Club Meeting 9th November
30 November 2009

 The Anstruther Rotary Club held a special meeting in the Craw's Nest Hotel on November 30th, in celebration of St Andrew's Day. Club president Bill Henderson opened proceedings with a brief account of St Andrew and of his particular association with the town of St Andrews.

After an excellent meal members and their guests enjoyed singing from Sarah Wood and a fascinating talk from Professor Christopher Smout, Emeritus Professor of Scottish History at St Andrews University and the Historiographer Royal in Scotland. During the evening Sarah performed four songs, accompanying herself on the banjo. Robert Burns' 'Ay Fond Kiss' and 'A Man's a Man for A' That' were interspersed with two of Sarah's own compositions, 'Shoot, Shoot' and 'Swinging Song'.  This rewarding combination of songs, combining the traditional and the modern and emotion and wit, had the audience enthralled.

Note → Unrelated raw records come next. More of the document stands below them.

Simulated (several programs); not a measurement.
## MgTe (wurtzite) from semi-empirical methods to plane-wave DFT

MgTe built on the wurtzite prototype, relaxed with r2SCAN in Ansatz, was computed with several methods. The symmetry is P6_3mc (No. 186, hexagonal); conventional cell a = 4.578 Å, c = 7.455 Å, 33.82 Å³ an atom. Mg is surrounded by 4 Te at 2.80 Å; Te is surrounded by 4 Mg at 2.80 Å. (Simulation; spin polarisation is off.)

Professor Smout spoke about the environmental history of the Firth of Forth, or, as he put it, 400 years of exploitation and pollution. His astonishingly wide-ranging account, drawing on an enormous body of compelling facts and figures, described the largely deleterious effect of humans on our local marine environment. A phenomenal abundance of shellfish and white fish only 150 years ago contrasts with the dearth of these resources today. Peat thrown into the water from marshland drainage, Edinburgh sewage, leakage from oil refineries, and over-fishing together have been responsible for this dramatic decline. But over time conservation and water-purification measures have brought some good news. The fish stocks have generally not recovered, but seals, dolphins and many species of bird are apparent in increasing numbers.  For example in 1903 there were ten thousand pairs of gannets on Bass Rock; now there are an estimated 46,000 pairs. The evening closed with a vote of thanks from club vice-president John Wood.